Also heralding the "shop local" theme is Bookish in Crickhowell in Powys, Wales. Owner Emma Corfield-Walters said that while she was reluctant to run Christmas-themed promotions, she has joined with the Cabinet Office and the Welsh Assembly to create videos celebrating the high street, endorsing the benefits of shopping on the high street. "You can’t just say, ‘Use it or lose it’; you can’t just sit behind the till," she said. "I think people are starting to realise that if they shop locally it will benefit them—it is just how we publicise the benefits [of doing so]."
Marie Moser, owner of The Edinburgh Bookshop, recently stepped into the film-maker’s chair for a more innovative way of suggesting Christmas picks. "We have a new YouTube channel that we started a few months ago. We’ve been putting up videos recommending books that would be good for presents," she said. "We’ve also started counting down the 30 days to Christmas online with a different book recommendation each day."
The bookshop has started donating books to the local food bank and will continue into the New Year, as "we think this is a very important thing and not just for Christmas", Moser said. It has also raffled books to raise funds for children’s charity Mission Christmas, and is encouraging customers to buy books for children being helped by the charity.
Win-Winston situation
Author and illustrator Alex T Smith painted a mouse with a Christmas card in the shop, with the store being one of many to back his How Winston Delivered Christmas (Pan Macmillan). The book also features on The Mainstreet Trading Company’s "books of the year" flyer. Smith also visited Far From the Madding Crowd in West Lothian, Scotland—owner Sally Pattle told The Bookseller: "It was a huge amount of fun creating the window and Alex came in
to do a stock signing, which should really help boost sales."

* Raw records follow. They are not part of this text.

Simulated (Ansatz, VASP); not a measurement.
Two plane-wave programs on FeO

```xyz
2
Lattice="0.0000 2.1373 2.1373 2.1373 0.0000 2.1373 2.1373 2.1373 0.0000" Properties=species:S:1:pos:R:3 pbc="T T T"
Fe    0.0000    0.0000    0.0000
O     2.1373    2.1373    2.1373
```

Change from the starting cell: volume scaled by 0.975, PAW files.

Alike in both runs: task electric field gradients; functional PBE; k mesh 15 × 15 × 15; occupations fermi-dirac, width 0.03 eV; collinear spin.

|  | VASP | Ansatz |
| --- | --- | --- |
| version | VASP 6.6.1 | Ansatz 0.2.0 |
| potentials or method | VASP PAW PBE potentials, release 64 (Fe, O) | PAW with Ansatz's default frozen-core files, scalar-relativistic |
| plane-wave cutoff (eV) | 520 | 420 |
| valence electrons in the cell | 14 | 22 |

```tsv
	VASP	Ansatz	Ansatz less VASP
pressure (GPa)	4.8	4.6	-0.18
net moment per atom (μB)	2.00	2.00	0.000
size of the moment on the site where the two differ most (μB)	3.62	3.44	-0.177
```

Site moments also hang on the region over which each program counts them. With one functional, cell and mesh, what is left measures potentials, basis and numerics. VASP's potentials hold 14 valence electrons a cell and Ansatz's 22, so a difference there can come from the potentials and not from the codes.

Far From the Madding Crowd also created a window display inspired by Shirley Hughes’ Snow in the Garden, using decorations featured in the book, and will offer "bespoke book bundles"—for which customers select a genre and the shop chooses three or five titles in it to be gift-wrapped and posted anywhere in the UK. An "exclusive, guided" whisky tasting with author Dominic Roskrow on 12th December will offer "an ideal way to get into the Christmas spirit," Pattle joked.
Many of the independent retailers who spoke to The Bookseller cited events as a sure-fire way to bring in the crowds over the festive period, including Primrose Hill Books in north London, which is to celebrate its local authors (including Lauren Child and Mary Portas) on 5th December. Daniel Johns, manager of Padstow Bookseller, Cornwall, said the store would participate in the town’s Christmas festival (6th–10th December), which draws 60,000 people to the town.
Aiming high street
Meanwhile, Drake–The Bookshop in Stockton, County Durham, is promoting the power of the personal through its Hand Picked Books subscription. Co-owner Richard Drake echoed the call for keeping things local. "This needs to be the way forward as far as we are concerned. People need to realise there is a direct correlation between them shopping online and their high streets being ghost towns," he said.
Mr B’s Emporium of Reading Delights in Bath is also focusing on the importance of personal recommendations. "We hand-pick all the books in [our Christmas catalogue] and it covers all genres and all of those titles will be 10% off in our shop," co-owner Nic Bottomley told The Bookseller. The store is also launching a pop-up Christmas room in what will be part of the new, expanded shop following a crowdfunding campaign that pulled in £64,000 last month.
Finally, the London Review Bookshop in Bloomsbury, central London, has returned to a more traditional look this year following last Christmas’ aesthetic of pink flamingos and golden pineapples. The Bloomsbury-based store’s window boasts a line of antique gold and William Morris-print paperchains, which was created over the course of a day by a bookseller. The shop will also have a weekly late opening in the run-up to Christmas for more "relaxed shopping", with wine, discounts and festive treats from the adjoining cake shop.